Places I’ve worked allow one day a week wfh where you may not as get much done in some cases. But you tend to make up for it in the other 4 days. 
 

Of course this is only applicable for jobs where you only need a laptop to work.

I work from home multiple times a week and get more done from home and actually work more hours - far less distractions and it's better for my welfare all round, there's no dead time in having to commute for instance. 

Incidentally, I remember many years ago as an economics student creating a scatter plot of GDP per hour (which is a measure of productivity) vs hours worked across a host developed and developing countries and found a negative correlation. So the more hours worked the less productive economies are on average, some noteworthy outliers in that relationship were the US (lots of hours and 'lots' of productivity). Interestingly Germany are far more productive than the UK (or were at the time of that analysis) and work a lot less hours. 

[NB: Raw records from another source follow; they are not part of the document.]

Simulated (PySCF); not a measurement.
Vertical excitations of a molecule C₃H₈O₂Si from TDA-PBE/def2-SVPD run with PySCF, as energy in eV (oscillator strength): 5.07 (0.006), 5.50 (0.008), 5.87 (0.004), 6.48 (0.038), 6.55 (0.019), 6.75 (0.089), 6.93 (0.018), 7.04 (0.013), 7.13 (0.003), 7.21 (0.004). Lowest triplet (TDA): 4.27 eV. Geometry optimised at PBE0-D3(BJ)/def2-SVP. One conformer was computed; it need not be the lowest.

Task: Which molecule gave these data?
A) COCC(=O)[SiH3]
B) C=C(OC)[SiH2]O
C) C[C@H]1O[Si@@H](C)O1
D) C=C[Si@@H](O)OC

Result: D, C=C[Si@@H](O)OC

We absolutely should be working smarter and not harder, a 4 day week could well be an answer (Keynes was a big fan of it) I'm just not 100% sure about it's suitability across all industries. Be that as it may we're entering times of record job insecurity and heavy automation. I'm currently involved in a project at a major bank which will see thousands of jobs go through automation over the next few years and many other banks are doing the same. Something has to be done and it will require a combination of a basic income guarantee, shorter working weeks and even more job sharing in order to ensure enough people actually have jobs and 'prospects' over the years to come.